POC: Make data-export horizontally scalable


Content:


PURPOSE:

MDEXP-90 - Getting issue details... STATUS

Explore approaches for horizontal scaling of the mod-data-export module.


There are three options to make module horizontally scalable:

  • Store file with UUIDs in the AWS S3 bucket;
  • Store file with UUIDs in the DB;
  • Solve this issue at the infrastructure layer.

OPTIONS:

Store file with UUIDs in the AWS S3 bucket.

 Advantages:          

  1. This approach required not a lot of changes in code:

             - save the file with UUIDs in S3 bucket instead of the file system;

             - add the logic of removing files from the S3 bucket to the existing cleaning mechanism;

     There are 2 ways of cleaning files from S3:

         1. Create a lifecycle configuration for the folder in the bucket at the AWS side. The disadvantages of this method: we will not have any information that files successfully removed, and when I tried to create these configs in my S3 bucket, looks like it may cost money.

            Apart from that, we can set expiration date only to days, so the file can be deleted only after the file will be in S3 at least a day.

         2. Add a call to remove a file from S3 in our cleaning mechanism. We can log the response to see if the file removed successfully. We can use the DELETE method, that described in this documentation.

 Disadvantages:

      1. When I saved a file with 110 thousands of UUIDs to S3 by calling /data-export/file-definitions/{UUID}/upload endpoint, it took 7min and 30 sec on my local machine to save it.

Store file with UUIDs in the DB.

 Advantages:

  1. This approach is much faster compared to the approach with S3 bucket ;

 Disadvantages:

  1. This approach required a lot of changes, for example: creating a table in DB, change code to save the file there;
  2. Need to upgrade the periodic cleaning job mechanism to remove old objects from DB. In the feature, we are planning to provide a rerun mechanism for jobs, so this step will be removed;
  3. We will save possibly large files to the DB, which can negatively affect the overall performance of the database instance a little bit.

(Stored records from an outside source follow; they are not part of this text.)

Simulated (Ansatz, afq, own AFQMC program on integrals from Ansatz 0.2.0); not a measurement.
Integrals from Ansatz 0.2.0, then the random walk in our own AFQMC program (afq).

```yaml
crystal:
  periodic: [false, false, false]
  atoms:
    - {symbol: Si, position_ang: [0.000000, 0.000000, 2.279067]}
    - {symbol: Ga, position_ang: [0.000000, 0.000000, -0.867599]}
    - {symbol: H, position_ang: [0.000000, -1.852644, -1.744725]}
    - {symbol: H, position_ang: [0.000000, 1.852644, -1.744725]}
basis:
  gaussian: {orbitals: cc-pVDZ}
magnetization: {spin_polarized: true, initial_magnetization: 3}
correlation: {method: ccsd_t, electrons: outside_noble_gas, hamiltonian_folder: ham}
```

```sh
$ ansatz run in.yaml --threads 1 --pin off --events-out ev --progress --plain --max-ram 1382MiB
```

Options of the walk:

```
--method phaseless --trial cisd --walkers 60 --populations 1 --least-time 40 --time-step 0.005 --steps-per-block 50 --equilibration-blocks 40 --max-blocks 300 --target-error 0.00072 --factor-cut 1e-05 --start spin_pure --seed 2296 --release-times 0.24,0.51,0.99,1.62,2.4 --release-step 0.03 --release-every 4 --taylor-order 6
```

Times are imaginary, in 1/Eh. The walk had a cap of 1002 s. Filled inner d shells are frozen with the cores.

Solve the issue at the infrastructure layer.

It means, that the hoster will create a configuration, that will make some folders sharable between modules. For example, if the hoster will deploy our folio application in the Kubernetes environment, then sharable folders can be configured by Persistance Volumes.

There is a discussion about this approach, we can use it only if the folio community will approve it. You can find the description of this approach in this draft document.

Advantages:

       1. We do not need to do any code changes, just indicate which folder should be sharable, and the performance is better than in the first 2 options.

Disadvantages:

  1. The hoster should make the folder sharable between modules.

CONCLUSION:

If the folio community will agree with the third option, we will use it, otherwise, we will use the approach with saving the files in DB.